I have a solid love for dexterity games in my life. If it flicks, stacks, bounces, or balances, I’ll give it a shot. Some of my fellow BGQ reviewers even refer to dexterity games as “sport games”. While they are most likely trying to mock my love of hand-eye coordination, never has that been more accurate than with today’s review of Mars Open from Bellwether Games. Mars Open is literally tabletop golf, so grab your goofy pants and “shhhh” sign and we caddy up to the table.
Ever played a game of mini golf? How about paper football? Great! You’re ready to play Mars Open.
In all seriousness, games of Mars Open take place over a 9-hole round of golf. Each hole has a specific setup as laid out in the rulebook. Plan on placing obstacles, tees, sand traps, with the box actually serving as the hole. Players take turns trying to flick their paper golf balls into the hole using the fewest strokes possible. After finishing each hole, the next one is set up. After 9 holes of golf, the player with the lowest score wins.
While the rules overhead are incredibly light, that doesn’t stop Mars Open from being a fun game. Even though it’s not going to be for everyone, I was quite entertained flicking my way through the golf courses in the game. Mars Open is casual, silly, and easy to jump right in and start playing. Yet it’s probably not a game you are going to build a game night around. When it comes to flicking games, this is about as light as it gets (and that’s saying something).
Despite the light exterior of the game, Mars Open also allows players to perform trick shots with the goofy shaped “balls”. And much like games of mini golf, nailing a particularly impressive hole-in-one is sure to elicit cheers from your fellow players. Sure it’s still a competitive game, but it’s also hard to take things too seriously when you are flicking things around your tabletop. It’s that type of gamer that will be most attracted to Mars Open. Someone looking for a game that’s easy to drop on the table, hold a beer in one hand, and flick a golf ball with the other.

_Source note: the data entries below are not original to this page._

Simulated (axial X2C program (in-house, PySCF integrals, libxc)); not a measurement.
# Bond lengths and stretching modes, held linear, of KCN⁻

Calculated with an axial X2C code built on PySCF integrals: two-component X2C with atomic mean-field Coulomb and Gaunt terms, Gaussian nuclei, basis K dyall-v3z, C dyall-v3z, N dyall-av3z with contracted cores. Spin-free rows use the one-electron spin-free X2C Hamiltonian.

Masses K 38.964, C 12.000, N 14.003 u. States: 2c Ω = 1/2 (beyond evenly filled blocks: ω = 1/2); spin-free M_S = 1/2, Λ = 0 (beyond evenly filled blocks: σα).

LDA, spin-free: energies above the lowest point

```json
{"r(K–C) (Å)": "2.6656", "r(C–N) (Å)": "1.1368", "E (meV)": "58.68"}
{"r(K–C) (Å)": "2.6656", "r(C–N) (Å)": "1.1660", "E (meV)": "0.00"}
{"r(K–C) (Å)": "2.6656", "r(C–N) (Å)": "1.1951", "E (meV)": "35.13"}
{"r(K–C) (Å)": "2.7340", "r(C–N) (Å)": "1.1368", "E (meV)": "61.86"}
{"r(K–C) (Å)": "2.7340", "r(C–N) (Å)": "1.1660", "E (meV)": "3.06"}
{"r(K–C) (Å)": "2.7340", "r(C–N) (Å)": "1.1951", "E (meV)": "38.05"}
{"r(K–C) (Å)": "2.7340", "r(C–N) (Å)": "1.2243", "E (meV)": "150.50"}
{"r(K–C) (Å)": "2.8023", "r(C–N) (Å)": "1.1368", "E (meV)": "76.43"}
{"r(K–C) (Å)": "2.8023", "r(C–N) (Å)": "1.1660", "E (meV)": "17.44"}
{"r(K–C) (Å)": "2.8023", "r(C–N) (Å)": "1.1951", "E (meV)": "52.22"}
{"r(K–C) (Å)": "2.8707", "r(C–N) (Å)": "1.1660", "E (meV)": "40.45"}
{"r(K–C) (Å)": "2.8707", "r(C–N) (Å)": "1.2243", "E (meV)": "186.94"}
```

Which makes Mars Open open a hard game to review. For the most part, people will know what they are going to get when they look at the back of the box. You know the rules already, you’ve been putting around mini golf courses since you were a child. Could everything here be replicated with stuff around your house? Probably, but it would lose some of its charm. The obstacles and golf balls all look great and work well for what they are supposed to do.
Our only real gripe with Mars Open was that setting up the courses took about as long as it took to play them, which was a tad annoying. But there isn’t really any way around that short of replaying the same course (which no one wants to do). I also found that Mars Open works much better with a larger table. Have a small table and the hole will be over way too quick. We had the most fun when it took 3-4 shots to really reach the hole (outside of the crazy trick shot).
If Mars Open looked fun to you and you were considering picking it up, I say go for it. You know exactly what you’re getting with the game and it makes the perfect beer and pretzels type of experience. Rule explanation is basically non-existent and I’ve played it with gamers as young as 8 years old with no issues.
Mars Open may be a one-trick pony, but it does that trick really well. Even if you don’t want to spend the time recreating the pre-made courses in the rulebook, just toss stuff on the table and make your own. Mars Open is quick to play, fun on the table, and is everything you’d expect from a flicking golf game—both good and bad.
Final Score: 3.5 Stars – It’s golf on your tabletop, what more else needs to be said!